September 11, 2019
Volume 2 Issue 37
FA-4 Oils Make Gradual Inroads
NEW ORLEANS – Although managers of heavy-duty truck fleets understand the fuel economy benefits of API FA-4 engine oils, many remain hesitant to use a lower-viscosity heavy-duty engine oil, an industry insider said at a conference here.
Fleet managers are very nervous about having multiple oil grades inside their terminals, Jason Bieneman, manager and head of technology for Mahle’s North American Engine Components Group, told Active Communication International’s U.S. Base Oils and Lubricants Summit on Aug. 29. “They don’t want to take the risk of putting that low-viscosity oil into another piece of equipment, having it fail in the field or have to replace it early,” Bieneman said. Concerns about ancillary equipment such as refrigeration units and auxiliary power units also come into play for fleet managers, he explained.
However, he noted, the fleet managers are aware of the FA-4 oils’ fuel economy benefits. “The flip side is they are not very happy about having to give up the fuel economy,” he said. “They’ve seen from that first oil change, that those trucks are able to get 1 to 2 percent better fuel economy – they’re able to actually measure it. They want to get there, and they want to get there as fast as they can. But they want to take a little bit of time until they’re able to start refreshing the full fleet at those terminals, and then they can completely switch over.”
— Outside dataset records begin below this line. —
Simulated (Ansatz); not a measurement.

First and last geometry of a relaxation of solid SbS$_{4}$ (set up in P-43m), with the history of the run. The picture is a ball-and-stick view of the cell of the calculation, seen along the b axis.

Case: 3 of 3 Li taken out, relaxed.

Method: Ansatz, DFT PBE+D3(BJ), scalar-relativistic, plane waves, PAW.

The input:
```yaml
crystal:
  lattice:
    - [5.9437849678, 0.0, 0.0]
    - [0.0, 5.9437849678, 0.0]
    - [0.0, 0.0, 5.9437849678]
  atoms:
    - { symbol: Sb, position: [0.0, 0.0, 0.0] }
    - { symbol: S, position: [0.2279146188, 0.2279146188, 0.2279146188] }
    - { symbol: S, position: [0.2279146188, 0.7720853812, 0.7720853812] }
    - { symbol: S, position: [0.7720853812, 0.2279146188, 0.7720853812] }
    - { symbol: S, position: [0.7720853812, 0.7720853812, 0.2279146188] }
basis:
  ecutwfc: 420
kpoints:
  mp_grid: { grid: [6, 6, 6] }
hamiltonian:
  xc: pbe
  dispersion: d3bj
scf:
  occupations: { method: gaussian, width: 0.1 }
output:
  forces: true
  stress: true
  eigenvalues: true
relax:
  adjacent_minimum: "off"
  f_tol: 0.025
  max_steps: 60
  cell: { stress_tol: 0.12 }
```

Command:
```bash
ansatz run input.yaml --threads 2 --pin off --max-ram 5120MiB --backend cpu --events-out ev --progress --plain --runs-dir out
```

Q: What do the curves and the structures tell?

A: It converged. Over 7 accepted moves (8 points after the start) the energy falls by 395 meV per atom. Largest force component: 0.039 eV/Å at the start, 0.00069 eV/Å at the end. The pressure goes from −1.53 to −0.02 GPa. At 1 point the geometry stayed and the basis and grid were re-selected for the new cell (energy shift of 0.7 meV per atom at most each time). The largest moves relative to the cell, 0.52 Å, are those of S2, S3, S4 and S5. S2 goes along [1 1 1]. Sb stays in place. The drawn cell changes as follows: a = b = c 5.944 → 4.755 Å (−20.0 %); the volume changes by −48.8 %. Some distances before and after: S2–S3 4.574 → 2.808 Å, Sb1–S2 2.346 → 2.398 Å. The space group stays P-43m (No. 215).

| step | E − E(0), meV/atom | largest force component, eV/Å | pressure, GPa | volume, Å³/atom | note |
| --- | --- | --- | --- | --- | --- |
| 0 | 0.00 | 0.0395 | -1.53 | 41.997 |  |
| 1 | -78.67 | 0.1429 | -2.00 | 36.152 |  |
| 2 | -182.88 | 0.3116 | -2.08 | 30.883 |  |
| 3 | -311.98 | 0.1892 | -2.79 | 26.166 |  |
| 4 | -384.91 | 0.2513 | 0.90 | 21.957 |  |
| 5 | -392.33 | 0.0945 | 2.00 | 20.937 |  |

Bieneman estimated the on-highway, class 8 truck fleet at about 3.5 million. “What’s produced and in-market since the 2017 release of FA-4 oil is about 9 percent of that fleet, or about 320,000 vehicles,” he said. Of that, among truck original equipment manufacturers only a small fraction allow the use of FA-4 oils in their trucks’ engines, he noted. “It’s getting down to maybe 100,000 to 110,000 vehicles that might be either compatible with or available with that oil,” Bieneman said, adding that’s “why the amount of [FA-4] oil volume being consumed is relatively low.”
FA-4 and CK-4 are the latest diesel engine oil categories from North America’s engine and lubricant industries. Introduced in December 2016, CK-4 was developed to provide improved performance in 2017 and older on-highway trucks, except for new trucks designed to meet a 2017 mandate limiting greenhouse gas emissions. Trucks subject to that regulation have fuel economy requirements, which FA-4 was developed to help achieve. But FA-4 was developed specifically for those 2017 trucks and not for use in ones made in previous model years.
Use of API FA-4 has been limited by the issue of backwards compatibility. The heavy-duty diesel fleet in North America averages 14.4 years in age. The older engines in service require a high-temperature, high-shear rate viscosity of at least 3.5 centiPoise, while API FA-4 specifies HTHS viscosity of 2.9 to 3.2 cP.
A myriad of factors hinder adoption of FA-4 oils, he said, including the very different demands imposed on trucks, depending on their usage. “Not all vehicles look the same,” he said. “Not all OEMs have the same starting point. Fleets are very diverse – delivery trucks, long-haul trucks and down to pickup trucks.”
Ford Motor Co. in 2018 amended its engine oil guidance for small-engine diesel-powered pickups, including the diesel version of the F-150, to recommend API FA-4 oils. The decision represents a slight softening of the automaker’s cautious stance toward the newest diesel engine oil categories. Daimler’s North American subsidiary uses FA-4 for factory fill, and the company also recommends it for engines going back to model year 2010.
Although low-viscosity engine oils have a role to play in helping meet tougher vehicle emissions standards, Bieneman noted that truck OEMs are pursuing many different ways to help meet those goals. “We know customers are looking at design of the truck, tires, trailers, aero packages – all those things to help them get to that number,” he said. Other technologies truck OEMs are using that have emissions reduction benefits include autonomous and semi-autonomous driving and predictive cruise control. Also gaining popularity are waste heat recovery systems which capture heat generated by the engine – whether from its exhaust or cooling system – and direct it back to the power train system.
Trucks for off-highway use present additional challenges because of the much different working environments, equipment uses and equipment ages, according to Bieneman. “Where it starts to get more interesting is diverse duty cycles and the extreme operating environments they are working in, which sometimes makes looking at the benefits of lower-viscosity oils a little more difficult for those operators,” he said.
Bieneman noted that some of the bigger challenges stem from the need to operate the trucks at remote sites, where it can be difficult to get oil in general, but also difficult to get multiple grades of oil. “Repairs being done on-site provides some interesting challenges, with the higher likelihood of introducing debris and dust into the engine when repairing it,” he explained. “So now that we have those coming in, we get that in the lubrication system and tend to see accelerated wear rates.”